Life with SuDS – a view from a Lead Local Flood Authority
David Edwards, Shropshire Council
Having now recovered from the shock of the (Flood and Water Management Act 2010) Schedule 3 U-turn, I can take stock of where we are in terms of the delivery, or not, of SuDS through new development.
It has been accepted for some time in Shropshire that a reasonable level of information, regarding the management of surface water, is required as part of all development proposals. Shropshire’s Surface Water Management: Interim Guidance for Developers document caused quite a stir when it was adopted years ago, but quickly became accepted as the norm by developers. However without down playing it too much, managing surface water alone is what it has achieved and it has not gone beyond this to deliver multi-functional SuDS as a general rule.

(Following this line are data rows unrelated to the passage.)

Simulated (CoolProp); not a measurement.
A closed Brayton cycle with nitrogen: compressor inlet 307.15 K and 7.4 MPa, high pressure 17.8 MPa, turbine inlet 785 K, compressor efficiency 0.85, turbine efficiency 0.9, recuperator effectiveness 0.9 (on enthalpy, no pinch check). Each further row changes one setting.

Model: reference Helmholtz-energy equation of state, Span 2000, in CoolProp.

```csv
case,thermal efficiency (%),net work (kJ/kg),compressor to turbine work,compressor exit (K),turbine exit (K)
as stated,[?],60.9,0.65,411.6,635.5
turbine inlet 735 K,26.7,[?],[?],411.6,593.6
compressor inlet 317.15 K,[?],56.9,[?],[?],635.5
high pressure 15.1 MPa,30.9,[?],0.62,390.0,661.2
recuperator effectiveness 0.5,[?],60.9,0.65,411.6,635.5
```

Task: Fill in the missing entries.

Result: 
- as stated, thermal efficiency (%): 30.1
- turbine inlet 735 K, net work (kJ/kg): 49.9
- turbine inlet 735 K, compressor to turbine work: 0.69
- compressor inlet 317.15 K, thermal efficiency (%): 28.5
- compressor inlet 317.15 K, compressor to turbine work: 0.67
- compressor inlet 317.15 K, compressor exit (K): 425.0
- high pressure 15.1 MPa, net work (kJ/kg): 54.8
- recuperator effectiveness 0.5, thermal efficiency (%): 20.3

It was always the intention to replace the interim guidance with a Local SuDS Handbook. This joint piece of work with Staffordshire was delayed, however, pending government’s decision on the SAB role and the production, by government, of regulatory guidance on SuDS. I have to say I viewed the ministerial statement, in place of the expected SAB role, as a significant obstacle to the successful delivery of SuDS as part of all new development. As a result, the ‘step change’ in the requirements for the design and laying-out of development sites has still not happened.
There is no question that development sites in Shropshire adequately manage surface water and local flood risk. However, due to the lack of this step change, drainage is still generally viewed as ‘one of the last issues to be dealt with’ and many of the other benefits that can be delivered through appropriate consideration of SuDS are near impossible to retrofit without increased cost. Cue oversized pipes, tanks, ‘bomb crater’ ponds and tweaking of levels to achieve appropriate exceedance routes.
I’m perhaps painting a doom and gloom picture of SuDS in Shropshire. It is not all bad. On some sites we have been able to achieve early dialogue with developers in order to deliver elements of the SuDS management train. Benefits to water quality and biodiversity have been the result, with more schemes in the pipeline, so to speak.
The previously named Shropshire and Staffordshire SuDS Handbook has now been expanded to cover the areas of an additional seven LLFAs and will be known as the Local SuDS Handbook in each area. This will give greater certainty to regional developers on what is to be required and when it should be considered and demonstrated. In Shropshire, the handbook will underpin the requirements of the relevant local planning policies and so will give more clout when it comes to objecting to planning applications which are lacking, SuDS consideration wise. Upon adoption of the handbook there will, no doubt, be many objections from the LLFA in its consultee role.
Of course, the handbook will also assist with the elephant in the room that is the security of long term SuDS maintenance. Whilst it has been possible, on a small handful of sites, to adopt SuDS features as demonstrators, the wholesale adoption of SuDS under the current legislative framework is not an option and is highly unlikely to be any time soon. We will, therefore, continue to work with developer’s management companies and hope for the best.
So, although the severe watering down of the national approach to SuDS delivery has set us back I hope that, once in place, the Local SuDS Handbook will bring about the step change to the order of development that is needed and result in the consideration of SuDS from the outset. Moving on, I’d like to think that in 5 years’ time I will look back on the adoption of the Local SuDS Handbook as I do now on the moment that our Interim Guidance document was put in place. We have a few sites that we can use as case studies and I hope that as word gets round that we are serious about SuDS more developers will start to consider them as a matter of course.